Spotted along the Amtrak tracks in Berkeley.

General

Google’s City Tour of Berkeley sucks

June 25th, 2009

Responding to Microsoft’s Bing travel site, Google today rolled out its experimental City Tours service designed to help travelers plan their sightseeing activities.

city-tour

To test it out, I tried entering a starting address of Berkeley, CA, and City Tours returned only 13 “sights” for the entire city, all of them museums. Not taking anything away from the sights listed, I think anyone who has visited Berkeley can come up with a more comprehensive list of things to see and do.

City Tours is still a project in Google Labs, so I hope it will improve with time.

General

Is that a geocache in your pocket, or are you just glad to see me?

June 25th, 2009

If Warren Hewerdine has his way, the next hot item on children’s wish list for Santa won’t be a PlayStation, Xbox or Nintendo, nor will it be an iPod, iMac or iPhone. Hewerdine, who is the senior director of marketing for Berkeley-based Apisphere, is co-inventor of the Geomate.jr, a $70, first-of-its-kind GPS device that is shaking up the world of geocaching.

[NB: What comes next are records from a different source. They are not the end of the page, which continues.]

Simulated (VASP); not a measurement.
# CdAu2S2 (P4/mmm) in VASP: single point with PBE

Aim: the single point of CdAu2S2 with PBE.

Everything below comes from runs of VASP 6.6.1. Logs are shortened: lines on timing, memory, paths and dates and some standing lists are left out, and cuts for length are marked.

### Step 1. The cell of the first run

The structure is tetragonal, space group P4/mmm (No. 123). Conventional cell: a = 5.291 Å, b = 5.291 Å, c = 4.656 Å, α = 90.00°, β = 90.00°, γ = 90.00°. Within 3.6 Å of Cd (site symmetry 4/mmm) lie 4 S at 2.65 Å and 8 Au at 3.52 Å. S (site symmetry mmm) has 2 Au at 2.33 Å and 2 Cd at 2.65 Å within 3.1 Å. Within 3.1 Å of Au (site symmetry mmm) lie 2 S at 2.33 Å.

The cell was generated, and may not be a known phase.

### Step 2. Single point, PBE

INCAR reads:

Geo-what? Geocaching is a high-tech version of treasure hunting. Geocaching relies on the same network of GPS satellites used to guide ships to their ports and cruise missiles to their targets to enable these treasure hunters, called geocachers, to find containers of varying sizes that have been hidden by others and recorded in an online database by their latitudes and longitudes. Armed with this lat-lon data, geocachers head out with their handheld GPS devices to find the hidden treasures, which usually consists of nothing more valuable than a few trinkets, if that much. But for geocachers, it’s all about the hunt.

Designed to make geocaching fun for kids.

Designed to make geocaching fun for kids.

And so today I went hunting with Heweredine. Armed with our Geomate.jrs, we headed off from the Apishpere headquarters near downtown Berkeley to the wilds of Cesar Chavez Park and the Berkeley Marina to track down the geocaches others have hidden there.

Before we left, because this was my first experience with geocaching, Hewerdine gave me a quick introduction to the sport, and showed me how much easier it is to do with the Geomate.jr instead of using a general purpose GPS device. Without going into details, suffice it to say it is like the difference between driving stick and an automatic.

Heweredine fired up his Geomate.jr as we were driving down University Avenue, and before I knew it, the thing started displaying distances to all the nearby geocaches stored in its internal database. To me, it was like looking through a magic portal into a parallel universe. I had passed by here so many times, completely unaware that these things even existed, yet here was this gadget telling me the closest geocache at the moment was just 90 feet away.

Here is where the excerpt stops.